If demand doesn't keep up beyond then for whatever reason—say, a Chinese slowdown—the second half of the decade could be a real downer for peak oilers. Long-term price expectations would follow.

But there's even more good news for Americans on the oil front. As U.S. Leaves, Oil-Hungry China Stuck in Middle East says this in part:

"Projections from the U.S. Energy Information Administration find the U.S. will drastically reduce its reliance on imported oil, in particular from the Middle East, over the next two decades, a potential victory as the U.S. has long looked to slash reliance on resources from a volatile region half a world away.

China’s story is precisely the opposite.

As the U.S. looks closer to home to satisfy energy demand, China is expected to remain heavily reliant on Middle East oil. Beijing is already carving business, diplomatic and potential military in-roads through the region in a bid to shore up ties with traditional U.S. allies like Saudi Arabia as well as emerging producers such as Iraq.

Additionally, China is looking to imports from the Middle East and elsewhere to compensate for gradually slowing growth of Iran imports and supply concerns related to potentially long-term political instability in Sudan.

In short, analysts say, even as Beijing fears a growing reliance on Middle East crude, the rate of its economic growth leaves policy makers few options. As a result, China is settling in for a long-term economic and political presence in a region that for decades has overshadowed U.S. foreign policy.

To be sure, China has taken some small steps to diversify its sources of energy away from Middle East oil. Crude imports from Venezuela, for example, more than doubled between 2009 and 2011 to about 231,000 barrels a day, according to China customs data. Additionally, China is aggressively working to exploit potentially vast deepwater reserves of oil and gas beneath the South China Sea while partnering with foreign energy companies to develop shale deposits in the country’s west.
About 50% of China’s crude imports is now sourced from the Middle East, according to customs data, and analysts say it’s unlikely that number will fall dramatically over the medium term.
China is far more dependent on foreign energy sources than the U.S. . . ."

How about one more good news oil story? Expanded Oil Drilling Helps U.S. Wean Itself From Mideast summarizes the North American outlook nicely:

"America will halve its reliance on Middle East oil by the end of this decade and could end it completely by 2035 due to declining demand and the rapid growth of new petroleum sources in the Western Hemisphere, energy analysts now anticipate.
 
The U.S. will halve its reliance on Middle East oil by the end of this decade and could end it completely by 2035 due to falling demand and growth of new petroleum sources, energy analysts say....

By 2020, nearly half of the crude oil America consumes will be produced at home, while 82% will come from this side of the Atlantic, according to the U.S. Energy Information Administration. By 2035, oil shipments from the Middle East to North America "could almost be nonexistent," the Organization of Petroleum Exporting Countries recently predicted, partly because more efficient car engines and a growing supply of renewable fuel will help curb demand.
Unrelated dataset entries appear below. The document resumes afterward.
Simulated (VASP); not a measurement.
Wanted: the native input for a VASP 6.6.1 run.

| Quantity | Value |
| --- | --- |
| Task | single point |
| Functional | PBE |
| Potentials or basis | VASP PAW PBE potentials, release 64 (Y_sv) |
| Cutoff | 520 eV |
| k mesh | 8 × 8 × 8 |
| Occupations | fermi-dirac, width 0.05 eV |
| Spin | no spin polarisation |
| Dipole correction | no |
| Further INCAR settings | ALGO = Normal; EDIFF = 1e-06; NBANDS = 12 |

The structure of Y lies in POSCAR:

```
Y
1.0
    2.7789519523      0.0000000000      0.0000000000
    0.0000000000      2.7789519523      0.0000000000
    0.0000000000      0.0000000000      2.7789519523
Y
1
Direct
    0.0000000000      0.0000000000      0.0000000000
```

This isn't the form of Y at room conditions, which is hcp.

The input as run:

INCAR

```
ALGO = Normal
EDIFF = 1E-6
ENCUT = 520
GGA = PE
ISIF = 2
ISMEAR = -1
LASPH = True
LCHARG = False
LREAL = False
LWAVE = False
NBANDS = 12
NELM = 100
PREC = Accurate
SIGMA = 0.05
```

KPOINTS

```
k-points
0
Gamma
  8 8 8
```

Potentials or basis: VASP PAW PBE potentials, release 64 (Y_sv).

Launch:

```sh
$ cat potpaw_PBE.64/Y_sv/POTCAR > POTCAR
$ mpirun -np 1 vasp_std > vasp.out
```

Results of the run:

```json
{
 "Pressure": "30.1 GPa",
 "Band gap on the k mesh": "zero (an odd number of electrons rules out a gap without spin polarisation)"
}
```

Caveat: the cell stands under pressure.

The change achieves a long-sought goal of U.S. policy-making: to draw more oil from nearby, stable sources and less from a volatile region half a world away. "Whereas at one point there were real and serious concerns about the ability to maintain sustainable access of supplies to the United States if there were disruptions in the Middle East, that has changed," Carlos Pascual, the top energy official at the State Department, said in an interview."

Summing Up

Our long and winding road to energy independence has been continuously interrupted over the past several decades, but the goal is very much within reach now. As a result, our nation's security and general prosperity will be quite positively impacted throughout the rest of the 21st century.

Near term let's all hope and expect that our politicians won't get in the way and slow us down.

There's simply too much at stake and too many benefits to be had.

Could gas prices dip below $2.50 per gallon this autumn? Why not? Could the economy be stronger than now projected? Again, why not?

But if prices don't fall that low, let's hope it's because the U.S. economy gathered unexpected steam in the interim, thereby causing our energy consumption to increase substantially.

If that happens, $2.99 or $2.95 per gallon will still sound and feel really good to me. How about you?

Thanks. Bob.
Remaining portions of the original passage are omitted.